Friday, July 9, 2010

POLITICAL SOLUTION KEY TO ENDING THREATS


The Philippines is expending a lot of political capital in Washington DC to help fund its internal wars.

The combined effects of the US recession, greater focus on human rights and reduced threat from the Abu Sayyaf, among others, appear to have shifted the Obama administration’s priorities in the Philippines.

In fact, the State Department has, for years, tried to trim military aid to the Philippines.

Total aid to the Philippines is expected to grow from about $115 million in 2008 to over $124 million this year, according to congressional records.

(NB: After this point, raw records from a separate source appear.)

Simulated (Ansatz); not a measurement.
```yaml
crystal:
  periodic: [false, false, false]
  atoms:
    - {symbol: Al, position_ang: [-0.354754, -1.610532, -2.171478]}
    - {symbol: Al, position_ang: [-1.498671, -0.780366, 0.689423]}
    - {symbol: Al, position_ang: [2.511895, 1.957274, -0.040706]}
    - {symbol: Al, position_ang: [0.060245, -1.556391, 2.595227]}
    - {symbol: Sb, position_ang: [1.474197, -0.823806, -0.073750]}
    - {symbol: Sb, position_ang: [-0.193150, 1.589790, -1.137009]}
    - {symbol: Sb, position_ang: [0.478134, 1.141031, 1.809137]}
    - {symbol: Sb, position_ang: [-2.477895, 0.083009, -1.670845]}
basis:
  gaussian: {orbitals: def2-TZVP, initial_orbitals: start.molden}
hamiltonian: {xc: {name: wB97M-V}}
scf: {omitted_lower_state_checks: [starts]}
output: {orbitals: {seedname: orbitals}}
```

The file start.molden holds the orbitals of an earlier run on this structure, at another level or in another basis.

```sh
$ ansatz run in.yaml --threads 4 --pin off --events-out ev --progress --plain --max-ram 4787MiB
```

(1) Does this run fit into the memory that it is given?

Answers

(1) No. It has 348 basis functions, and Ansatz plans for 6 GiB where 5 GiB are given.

But military aid, primarily in the form of Foreign Military Financing (FMF) has been steadily falling from $164 million in 2005 to $30 million last year to a proposed $15 million for the coming fiscal year.

Actually, the Philippine military could have gotten less than half of what it did last year were it not for the intervention of key US allies on Capitol Hill, including Hawaii Senator Daniel Inouye who chairs the powerful appropriations committee.

Thanks to intense lobbying, and with the help of groups like Covington & Burling, military aid was kept at 2008 levels and the $2 million conditional aid – to encourage the Arroyo administration to address the problem of unsolved political killings – was excluded from the amount.

The State Department wants to use more of the aid for development assistance, health and education improvements, and food security.

They proposed, for instance, to spend almost $13 million for basic education, $17.5 million for family planning and reproductive health assistance, $5 million for developing clean energy, etc.

Funds for development assistance are expected to grow from about $28 million in 2008 to over $70 million this year, based on records.

Despite a protracted war with the New People’s Army and Moro Islamic Liberation Front, the Philippines has historically had one of the lowest defense spending in the region.

A 2009 study by the Journal of Sustainable Development showed Philippine military expenditure as a percentage of GDP dropped from 1.4 % in 1995 to 0.9 % in 2005. On the other hand, Indonesian military spending was 1.2 % of GDP in 2005, Singapore’s 4.7 % and Malaysia, 2.4 %.

That has forced the Armed Forces of the Philippines to rely on US military assistance. When US bases were still operating in the country, the US paid for up to 80 % of the AFP’s procurement, operations and maintenance expenses.

The Philippines has spent billions to wage its wars and after over 40 years of bloody conflict, it is perhaps time to re-ask the question – have we been any better off or more secure from it?

The military claims they have reduced the number of NPAs from a peak of 25,000 in the 1980s to about 5,000 scattered in 60 guerilla fronts across the country today.

The former AFP chief’s assurance that they’d eradicate the NPAs before former President Arroyo steps down last month was typical of the false bravado that has characterized the succession of military counter-insurgency campaigns.

Soldiers have done their worst against the “enemy” – be they NPAs, MILFs or ASGs and sadly, they’re still around.

As President Aquino charts his own course to resolving these overdrawn, dragged out conflicts, he should see that the stalemate can only be broken with a new brand of socio-economic and political blitzkrieg.

Perhaps he can draw inspiration from his own father’s feats at the height of the Huk threat.

As the US Congress deliberates on future assistance for the Philippines, perhaps it’s time to stop asking for more money for fighting, and instead insist on more money for building.

The man the people chose to bring change could perhaps use a little of that to pursue a new solution in lieu of the tired, old strategy that hasn’t worked for nearly half a century.

It's time for a little "smart power". It's clean, renewable and we don't have to keep asking America to get more of it.